In [5]:
import seaborn as sns
%matplotlib inline
In [6]:
tips = sns.load_dataset('tips')
tips.head()
Out[6]:
In [8]:
sns.barplot(x='sex',y='total_bill',data=tips)
Out[8]:
In [10]:
import numpy as np
You can change the estimator object to your own function, that converts a vector to a scalar:
In [11]:
sns.barplot(x='sex',y='total_bill',data=tips,estimator=np.std)
Out[11]:
In [13]:
sns.countplot(x='sex',data=tips)
Out[13]:
boxplots and violinplots are used to shown the distribution of categorical data. A box plot (or box-and-whisker plot) shows the distribution of quantitative data in a way that facilitates comparisons between variables or across levels of a categorical variable. The box shows the quartiles of the dataset while the whiskers extend to show the rest of the distribution, except for points that are determined to be “outliers” using a method that is a function of the inter-quartile range.
In [22]:
sns.boxplot(x="day", y="total_bill", data=tips,palette='rainbow')
Out[22]:
In [25]:
# Can do entire dataframe with orient='h'
sns.boxplot(data=tips,palette='rainbow',orient='h')
Out[25]:
In [26]:
sns.boxplot(x="day", y="total_bill", hue="smoker",data=tips, palette="coolwarm")
Out[26]:
A violin plot plays a similar role as a box and whisker plot. It shows the distribution of quantitative data across several levels of one (or more) categorical variables such that those distributions can be compared. Unlike a box plot, in which all of the plot components correspond to actual datapoints, the violin plot features a kernel density estimation of the underlying distribution.
In [27]:
sns.violinplot(x="day", y="total_bill", data=tips,palette='rainbow')
Out[27]:
In [37]:
sns.violinplot(x="day", y="total_bill", data=tips,hue='sex',palette='Set1')
Out[37]:
In [36]:
sns.violinplot(x="day", y="total_bill", data=tips,hue='sex',split=True,palette='Set1')
Out[36]:
The stripplot will draw a scatterplot where one variable is categorical. A strip plot can be drawn on its own, but it is also a good complement to a box or violin plot in cases where you want to show all observations along with some representation of the underlying distribution.

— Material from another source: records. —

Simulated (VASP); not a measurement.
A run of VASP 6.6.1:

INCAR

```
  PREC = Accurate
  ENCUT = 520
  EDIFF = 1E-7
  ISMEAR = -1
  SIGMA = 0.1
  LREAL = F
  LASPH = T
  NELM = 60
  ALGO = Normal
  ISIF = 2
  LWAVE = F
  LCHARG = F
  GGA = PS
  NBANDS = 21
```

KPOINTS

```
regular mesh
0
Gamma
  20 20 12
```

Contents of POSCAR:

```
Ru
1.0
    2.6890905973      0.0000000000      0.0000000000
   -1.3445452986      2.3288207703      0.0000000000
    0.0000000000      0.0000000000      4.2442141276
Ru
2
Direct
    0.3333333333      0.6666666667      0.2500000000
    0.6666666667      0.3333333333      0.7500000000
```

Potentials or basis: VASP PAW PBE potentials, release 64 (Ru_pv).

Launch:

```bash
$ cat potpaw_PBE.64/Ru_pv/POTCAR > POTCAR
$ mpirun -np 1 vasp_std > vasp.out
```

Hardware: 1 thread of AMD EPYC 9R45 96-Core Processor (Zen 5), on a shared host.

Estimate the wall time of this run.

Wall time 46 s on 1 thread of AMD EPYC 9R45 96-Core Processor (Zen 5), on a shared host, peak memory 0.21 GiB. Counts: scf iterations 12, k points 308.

The swarmplot is similar to stripplot(), but the points are adjusted (only along the categorical axis) so that they don’t overlap. This gives a better representation of the distribution of values, although it does not scale as well to large numbers of observations (both in terms of the ability to show all the points and in terms of the computation needed to arrange them).
In [38]:
sns.stripplot(x="day", y="total_bill", data=tips)
Out[38]:
In [39]:
sns.stripplot(x="day", y="total_bill", data=tips,jitter=True)
Out[39]:
In [42]:
sns.stripplot(x="day", y="total_bill", data=tips,jitter=True,hue='sex',palette='Set1')
Out[42]:
In [43]:
sns.stripplot(x="day", y="total_bill", data=tips,jitter=True,hue='sex',palette='Set1',split=True)
Out[43]:
In [44]:
sns.swarmplot(x="day", y="total_bill", data=tips)
Out[44]:
In [47]:
sns.swarmplot(x="day", y="total_bill",hue='sex',data=tips, palette="Set1", split=True)
Out[47]:
In [61]:
sns.violinplot(x="tip", y="day", data=tips,palette='rainbow')
sns.swarmplot(x="tip", y="day", data=tips,color='black',size=3)
Out[61]:
In [15]:
sns.factorplot(x='sex',y='total_bill',data=tips,kind='bar')
Out[15]: